“I wonder if mom’s up yet,” I thought this morning as I rolled over and contemplated getting out of bed for the tenth time. I imagined at this point she was likely sitting quietly in the kitchen, reading her bible and eating toast. She’s not one to sleep in past seven or so. It sounded all quiet on the kid front…no stirring yet, a welcome change from the last few mornings or early rising youngsters, wanting to jump on our bed, jump on us…energy before we’re feeling energy.
Alas, it hit me. My mother is not upstairs. She is not going to be around today to converse with, to clean with (or to watch clean might be a better way of putting it;), to do life together. Mom is gone, mimi is gone. At least for a few weeks, when thankfully, the birth of another grandchild will hearken her and my dad from Tennessee back to their now Yankee daughter!

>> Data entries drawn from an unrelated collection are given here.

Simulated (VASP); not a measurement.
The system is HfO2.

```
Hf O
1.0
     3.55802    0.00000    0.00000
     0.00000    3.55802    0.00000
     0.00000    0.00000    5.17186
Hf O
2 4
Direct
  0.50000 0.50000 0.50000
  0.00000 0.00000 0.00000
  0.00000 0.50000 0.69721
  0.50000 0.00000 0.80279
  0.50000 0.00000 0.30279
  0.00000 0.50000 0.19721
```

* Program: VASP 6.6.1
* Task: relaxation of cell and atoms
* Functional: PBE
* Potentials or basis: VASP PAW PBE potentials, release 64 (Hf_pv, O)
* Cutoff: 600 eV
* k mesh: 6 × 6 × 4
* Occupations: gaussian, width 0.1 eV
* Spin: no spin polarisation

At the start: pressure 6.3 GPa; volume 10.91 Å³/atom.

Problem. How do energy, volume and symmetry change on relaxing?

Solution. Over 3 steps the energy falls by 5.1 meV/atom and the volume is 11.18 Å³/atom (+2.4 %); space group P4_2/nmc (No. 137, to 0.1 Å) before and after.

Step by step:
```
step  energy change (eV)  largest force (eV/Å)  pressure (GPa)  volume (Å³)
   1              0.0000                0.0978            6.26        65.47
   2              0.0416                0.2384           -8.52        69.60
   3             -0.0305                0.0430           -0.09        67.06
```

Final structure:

Her visits always remind me, as a young mother, how nice it is to realize in a fuller way that I too have a mother. She labored for me when I was a young, demanding, ultra self-centered toddler just as I seek to do the same with my toddlers now. She worried on my behalf and had many sleepless nights wondering whether she was doing the best with her brood of five. She tended to us earnestly throughout the years, never questioning the validity of her role. Mother it was and she made it look like a pretty esteemable position.
A mother is a mother is a mother. There is no substitute. As the years fly by, would I be that selfless bulwark to my children as well!